Question

52. In exploring possible sites for a convenience store in a large neighborhood, the retail chain wants to know the proportion of ratepayers in favor of the proposal. If the estimate is required to be within 0.1 of the true proportion, would a random sample of size n=100 from the council records be sufficient for a 95% confidence interval of this precision? A. There is not enough information to answer this question B. No, because n=100 , the sample size, is too small C. No, because the length of the confidence interval would be greater than 0.1. D. Yes.

Answer 1

`n=(0.5(1-0.5))/(((0.1)/(1.96))^2)=96.04`

Then the minimum sample size in order to satisfy the condition of 0.1 for the margin of error is 97 and since the sample used is n =100 we can conclude that is sufficient and the best answer would be:

D. Yes.

Explanation:

In order to find the critical value we need to take in count that we are finding the interval for a proportion, so on this case we need to use the z distribution. We know that we require a 95% of confidence, our significance level would be given by
`\alpha=1-0.95=0.05` and
`\alpha/2 =0.025`. And the critical value would be given by:

`z_(\alpha/2)=-1.96, z_(1-\alpha/2)=1.96`

The margin of error for the proportion interval is given by this:

`ME=z_(\alpha/2)\sqrt{(\hat p (1-\hat p))/(n)}` (a)

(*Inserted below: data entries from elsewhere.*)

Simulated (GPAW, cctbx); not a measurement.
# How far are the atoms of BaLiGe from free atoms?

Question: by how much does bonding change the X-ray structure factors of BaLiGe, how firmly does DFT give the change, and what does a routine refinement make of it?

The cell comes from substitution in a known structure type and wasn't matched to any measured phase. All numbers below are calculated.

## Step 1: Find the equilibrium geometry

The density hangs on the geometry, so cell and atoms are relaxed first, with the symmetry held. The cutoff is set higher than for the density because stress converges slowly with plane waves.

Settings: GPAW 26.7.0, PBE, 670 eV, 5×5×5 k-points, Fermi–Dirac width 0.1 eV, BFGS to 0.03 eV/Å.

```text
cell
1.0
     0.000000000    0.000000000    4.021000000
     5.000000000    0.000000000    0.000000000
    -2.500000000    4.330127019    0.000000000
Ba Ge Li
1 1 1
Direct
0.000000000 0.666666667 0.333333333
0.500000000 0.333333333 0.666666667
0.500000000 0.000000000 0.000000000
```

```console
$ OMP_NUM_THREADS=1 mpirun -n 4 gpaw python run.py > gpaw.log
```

We want a margin of error of
`ME =\pm 0.1` and we are interested in order to find the value of n, if we solve n from equation (a) we got:

`n=(\hat p (1-\hat p))/(((ME)/(z))^2)` (b)

Since we don't have prior info for the population proportion we can use as estimator the value of 0.5. And replacing into equation (b) the values from part a we got:

`n=(0.5(1-0.5))/(((0.1)/(1.96))^2)=96.04`

Then the minimum sample size in order to satisfy the condition of 0.1 for the margin of error is 97 and since the sample used is n =100 we can conclude that is sufficient and the best answer would be:

D. Yes.